(Listen to the interview here.) 

Calvin Cooke "I've been around it all my life," Calvin Cooke said in a phone interview when asked how he learned to play steel guitar.

He grew up immersed in a Pentecostal culture, where he heard bands in church playing lap-steel guitar, lead guitar, and drums. Starting on regular guitar at an early age, Calvin's hands were too small to go around the instrument's neck, so he played it on his lap like a steel guitar, using the back of a knife for a slide. "Then when my mother realized I really wasn't going to play the lead guitar, she went to the pawn shop and got me an old steel guitar ... and she started teaching me by ear. ... That was back in the '50s. I got better and better, and then my cousin learned the lead guitar and we would play together" in church.

Now, Calvin Cooke is a master of "sacred steel" music, a virtuoso dubbed "the B. B. King of steel guitar" by Nashville's country-music steel guitarists. Mentor to young sacred-steel superstar Robert Randolph, Cooke joined him for appearances in 2004 on Austin City Limits and as an opening act on Eric Clapton's tour. Big City Rhythm & Blues magazine praised Cooke's playing on his 2003 debut CD as akin to the best of blues/jazz guitar legend Danny Gatton. Cooke himself describes his sound as "maybe rock and gospel. We come from the Pentecostal Church - they are pretty lively, and that's how we learned how to play."

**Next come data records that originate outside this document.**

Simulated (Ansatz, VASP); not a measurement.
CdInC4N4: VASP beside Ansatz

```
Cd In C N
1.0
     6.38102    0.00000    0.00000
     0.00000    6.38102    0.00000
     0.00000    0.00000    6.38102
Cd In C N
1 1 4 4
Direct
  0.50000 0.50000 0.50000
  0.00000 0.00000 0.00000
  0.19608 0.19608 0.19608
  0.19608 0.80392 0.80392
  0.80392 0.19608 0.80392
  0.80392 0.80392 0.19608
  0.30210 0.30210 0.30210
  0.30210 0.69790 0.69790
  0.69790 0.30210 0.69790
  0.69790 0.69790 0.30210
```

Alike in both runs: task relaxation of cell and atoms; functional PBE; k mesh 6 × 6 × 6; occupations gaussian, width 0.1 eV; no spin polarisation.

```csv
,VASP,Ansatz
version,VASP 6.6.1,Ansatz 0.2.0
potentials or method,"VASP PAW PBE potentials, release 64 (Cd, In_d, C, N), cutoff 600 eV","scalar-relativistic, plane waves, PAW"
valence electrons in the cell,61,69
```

The tradition of what's now called sacred-steel music began in the black Pentecostal Church as a spinoff from the Hawaiian steel-guitar craze of the first few decades of the 20th Century. A steel guitar is not made of steel; it derives its name from the steel bar in the hand that holds down the strings on the fretboard. The resulting slide sounds are similar to blues slide (or "bottleneck") guitar. But the steel guitar is played horizontally (hence the term "lap steel").

Eventually the steel guitar grew more necks and then legs; pedal steel guitar was the next form. An unschooled player, Willie Eason, is credited with bringing the steel guitar to Pentecostal Church of God services in the late '30s. His single-string passages imitating singing and shouting voices remain today the signature sound of steel-guitar praise music. It was not until 1996, when Arhoolie Records released an anthology of newly discovered sacred-steel music, that Calvin Cooke, Willie Eason, and many other performers in the black gospel steel tradition were recorded.

By age 13, Calvin was so adept at playing sacred steel that the church leaders asked him to come on tour with them. Always wanting to learn more, Calvin paid attention to the music around him: "I would listen to a lot of country-and-western music because we traveled a lot down South. When I came home, the older ones, the ones that wasn't in the church, would play a lot of Elmore James back then, slide guitar, and it related to the steel. I would listen to the different sounds they would make, and that helped me a great deal." Later, Calvin listened to the Grand Ole Opry and the Ernest Tubb Show on the radio, especially for the pedal-steel playing.

Cooke is now known as an innovator of unique tunings on the 10-string pedal-steel guitar. "In 1973 when I got the pedal steel, Chuck Campbell [of the Campbell Brothers] showed me how to set it up; he showed me how to work the pedals, and I started inventing different sounds, tunings, with that. Then the other guys started following after me in the tunings I was playing," he said, acknowledging his leadership position in the sacred-steel "movement." For 48 years, more than any other sacred-steel musician, Calvin Cooke has been the principal steel player for services at the 10-day National Assembly of the Church of God organization in Nashville. And in 2001 he was presented with the Sacred Steel Heritage Award at the Second Annual Sacred Steel Convention

Born in 1944, Calvin moved to Detroit in 1967, and he's been there ever since. During the 31 years he worked for Chrysler, he played the steel guitar - lap steel and pedal steel - in the same church on Detroit's east side. When he's home now, he plays at his church, but not as regularly as he used to. "I still remain one of the top musicians in the organization," Calvin said, even though "when I got older ... then everybody's kids started learning how to play." He likes to listen to the young ones play "to see what they have and take what they got. It's like I'm learning all over again."

Cooke now focuses on bringing his talent and the call-and-response of his steel guitar to "congregations" of all kinds around the world. When asked how he feels about performing for non-church audiences, Calvin said: "It's like a different world to us. We're so used to playing for the church, when we start playing for the festivals it's such an open feeling they're giving us - it makes us be more creative. That makes us play harder because we want them to feel what we've been playing and what we feel spiritually."